Egypt Daily News – The Central Bank of Egypt (CBE) decided on Thursday, July 10, 2025, to keep its key interest rates unchanged, maintaining a cautious monetary policy stance amid signs of easing inflation and sustained economic recovery.
Following its scheduled meeting, the Monetary Policy Committee announced it would leave the overnight deposit rate at 24.00%, the overnight lending rate at 25.00%, and the main operation rate at 24.50%. The discount rate also remained unchanged at 24.50%.
The decision reflects a careful assessment of recent economic developments and future expectations, both locally and globally. On the international front, global growth projections have weakened since the start of the year due to ongoing uncertainty surrounding trade policies and the potential resurgence of geopolitical tensions.
In response, central banks in both advanced and emerging markets have adopted a more cautious approach, balancing inflation risks against fragile economic growth.
Commodity markets have also seen volatility. Oil prices have experienced sharp fluctuations driven by supply dynamics and projections of slowing global demand, while agricultural commodity prices have slightly declined, supported by favorable seasonal trends. Nevertheless, risks to inflation remain, particularly from geopolitical instability, disruptions in global trade policy, and climate-induced supply shocks.

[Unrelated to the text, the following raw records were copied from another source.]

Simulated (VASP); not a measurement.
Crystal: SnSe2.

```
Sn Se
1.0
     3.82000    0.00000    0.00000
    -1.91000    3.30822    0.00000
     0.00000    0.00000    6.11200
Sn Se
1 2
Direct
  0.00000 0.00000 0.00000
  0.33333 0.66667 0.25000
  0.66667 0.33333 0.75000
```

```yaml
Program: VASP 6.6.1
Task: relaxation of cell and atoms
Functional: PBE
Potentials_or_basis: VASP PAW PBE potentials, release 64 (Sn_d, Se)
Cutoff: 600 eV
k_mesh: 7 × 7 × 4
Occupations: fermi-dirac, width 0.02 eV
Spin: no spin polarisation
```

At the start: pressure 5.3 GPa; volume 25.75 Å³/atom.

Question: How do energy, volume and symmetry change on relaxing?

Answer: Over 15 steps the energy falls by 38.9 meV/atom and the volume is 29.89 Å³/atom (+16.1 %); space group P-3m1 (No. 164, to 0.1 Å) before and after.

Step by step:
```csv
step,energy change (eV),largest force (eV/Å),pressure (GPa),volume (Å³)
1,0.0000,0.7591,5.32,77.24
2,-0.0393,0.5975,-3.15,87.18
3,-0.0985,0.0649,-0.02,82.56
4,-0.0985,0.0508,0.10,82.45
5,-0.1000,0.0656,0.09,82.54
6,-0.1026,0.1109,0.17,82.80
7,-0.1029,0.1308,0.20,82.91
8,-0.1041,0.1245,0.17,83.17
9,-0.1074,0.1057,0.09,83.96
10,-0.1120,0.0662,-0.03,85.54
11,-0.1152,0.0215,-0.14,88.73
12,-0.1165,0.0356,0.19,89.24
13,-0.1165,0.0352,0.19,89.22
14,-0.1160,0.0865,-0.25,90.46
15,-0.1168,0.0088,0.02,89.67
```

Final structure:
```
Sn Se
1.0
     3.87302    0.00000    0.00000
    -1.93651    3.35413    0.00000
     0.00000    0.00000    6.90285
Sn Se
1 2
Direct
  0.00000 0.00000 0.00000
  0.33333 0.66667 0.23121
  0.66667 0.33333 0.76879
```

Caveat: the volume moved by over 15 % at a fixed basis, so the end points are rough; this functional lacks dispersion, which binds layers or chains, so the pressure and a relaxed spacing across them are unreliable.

Domestically, early indicators from the second quarter of 2025 show continued momentum in Egypt’s economic recovery. The real GDP is expected to grow at a rate close to the 4.8% recorded in the first quarter of 2025, a significant improvement from the 2.4% recorded during the same period in 2024.
The output gap is gradually narrowing, though it remains slightly negative, with expectations for full capacity utilization by the end of the fiscal year 2025/2026. As such, inflationary pressures from demand are expected to remain contained, supported by the current monetary policy stance.
Inflation data has shown encouraging signs. The annual headline inflation rate declined to 15.3% in Q2 2025 from 16.5% in Q1, continuing its downward trajectory. In June 2025, headline and core inflation dropped further to 14.9% and 11.4% respectively, largely driven by monthly deflation of 0.1% and 0.2%, mainly attributed to falling food prices and stable non-food inflation.
These favorable inflation trends have led to improved inflation expectations. The CBE anticipates that annual inflation will remain around current levels for the remainder of 2025, before gradually decreasing in 2026. This outlook depends on the evolution of non-food prices and fiscal policy measures, such as adjustments to regulated prices and their impact on domestic inflation.
Despite the positive trend, the Committee signaled a preference to hold off on initiating a monetary easing cycle, allowing more time to assess the effects of recently announced legislative changes, including amendments to the value-added tax system.
In conclusion, the Committee deemed that holding interest rates steady supports the disinflation path and allows time to further evaluate incoming data. It reaffirmed its commitment to price stability and its readiness to act using all available tools to steer inflation toward the targeted rate of 7% ±2 percentage points on average by Q4 2026.
The Committee will continue to assess its policy decisions on a meeting-by-meeting basis, carefully weighing risks and developments in the domestic and global economic landscape.